In the long weekend of Memorial Day 2016, it was so exciting to have Dr. Todd Beall to be the speaker of the retreat of Chinese Bible Church of College Park (CBCCP). It was held in Messiah College. He gave four sermons and two workshops. Dr. Beall graduated from Princeton University with a B. A. in English Literature, a Th.M. in Old Testament from Capital Bible Seminary, and a Ph.D. in New Testament from The Catholic University of America.
In his four sermons, Dr. Beall gave a whole Christian account on the relationship between God and man. The first sermon was on Psalm 8, talking about God’s design on man. The created Universe is magnificent and great, (Ps. 8:3-4), but man, as a bearer of God’s image, (Gen. 1:26-27) is the crown of creation, who is given the dominion over the Universe. (Ps. 8:5-8, Gen 1:28). Dr. Beall pointed out that while the Fall distorted our image of God, but it was not totally lost, and we still have the dominion over it, although the task is much more difficult. (Heb. 2:6-8, 1 Cor. 15:25, 27) Of course, the majesty of God is presented at the beginning and the end of this psalm, as in inclusio.
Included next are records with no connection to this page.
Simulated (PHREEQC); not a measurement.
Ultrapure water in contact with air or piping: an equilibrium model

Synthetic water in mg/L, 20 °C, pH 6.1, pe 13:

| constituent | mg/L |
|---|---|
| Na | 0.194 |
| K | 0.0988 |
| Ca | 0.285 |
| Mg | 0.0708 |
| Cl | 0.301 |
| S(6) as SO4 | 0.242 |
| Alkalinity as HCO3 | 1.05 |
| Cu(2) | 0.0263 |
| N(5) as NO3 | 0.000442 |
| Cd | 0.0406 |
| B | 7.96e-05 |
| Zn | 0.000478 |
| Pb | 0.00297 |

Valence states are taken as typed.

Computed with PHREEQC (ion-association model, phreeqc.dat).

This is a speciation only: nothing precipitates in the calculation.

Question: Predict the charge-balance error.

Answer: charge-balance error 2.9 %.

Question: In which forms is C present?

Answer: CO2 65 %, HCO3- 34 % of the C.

His second sermon was on Psalm 19. This sermon is basically the doctrine of Scripture, or bibliology. The poet praised about the general revelation, i.e., His revelation in the Universe that demonstrates His glory to everyone. (Ps. 19:1-6) The God here is El, the transcendent God. Then it comes with the special revelation, which is His revelation in His Word that demands our joyful obedience. (Ps. 19:7-11) The God here is YHWH, the tetragrammaton, the covenantal God who relates personally with man. Dr. Beall spent a lot of time talking about the pattern in verses 7-9: a noun clause, an adjective, and a verb in the three patterns. Finally, His Word demands our contrition, and our obedience. (Ps. 19:12-14) It is the application. The most important thing in this psalm is that he delighted in God’s Word. “Let the words of my mouth and the meditation of my heart be acceptable in your sight, O LORD, my rock and my redeemer.” (Ps. 19:12-14)
The transcendence and immanence of God implies a lot about the relationship between God and man. In his third sermon on Psalm 139, Dr. Beall elaborated about His omniscience, particular that He knows everything about us; (Ps. 139:1-6) and about His omnipresence, particularly that He can find us everywhere. (c.f. Jonah) With these incommunicable attributes, the poet said that God made us wondrously for His purpose. (Ps. 139:13-18) Dr. Beall further elaborated it, by arguing that this is the basis for pro-life, no-suicide, no-euthanasia, and the meaning of life. The last section of this Psalm, (Ps. 139:19-24) as Dr. Beall pointed out, has been mistreated and neglected by commentators and theologians. The poet’s hatred against his enemies did not make him urging God to destroy them, but asking God to search his heart, and to deal with his enemies in God’s way. Dr. Beall summarized this as “God will be with me when I align myself with His purpose and submit to His will.”
Man ought to have a complete and simple trust on God given His attributes and His relationship with us. The fourth sermon is on Psalm 131, one of the psalms of ascents. (Pss. 120-134) As a psalm of only three verses, its message is rich in about our having lasting peace. First, we must not be prideful. (Ps. 131:1a) The poet, King David, was great, but he was humble as he realized he was sinful. Pride seeds from our heart, but flows external in appearance. That is why church elders cannot be recent converts. (1 Tim. 3:6) People of this age, including the members of CBCCP, are so educated that they tend to value intellect. Some people worship human intellect. However, it must be noted that intellect is part of the image of God, but the brightest minds in our world who taught in top-tier universities possess a wrong presupposition. Job, after hopelessly discussing with his friends, was questioned by God about God’s incomprehensibility. (Job 42:3) Second, we must not be presumptuous. (Ps. 131:1b) Third, we must simply trust in the God, (Ps. 131:2) by reading His Word, talking to God in prayers, obeying it, and urging everyone to do the same. Finally, we must put the hope in the Lord. (Ps. 131:3)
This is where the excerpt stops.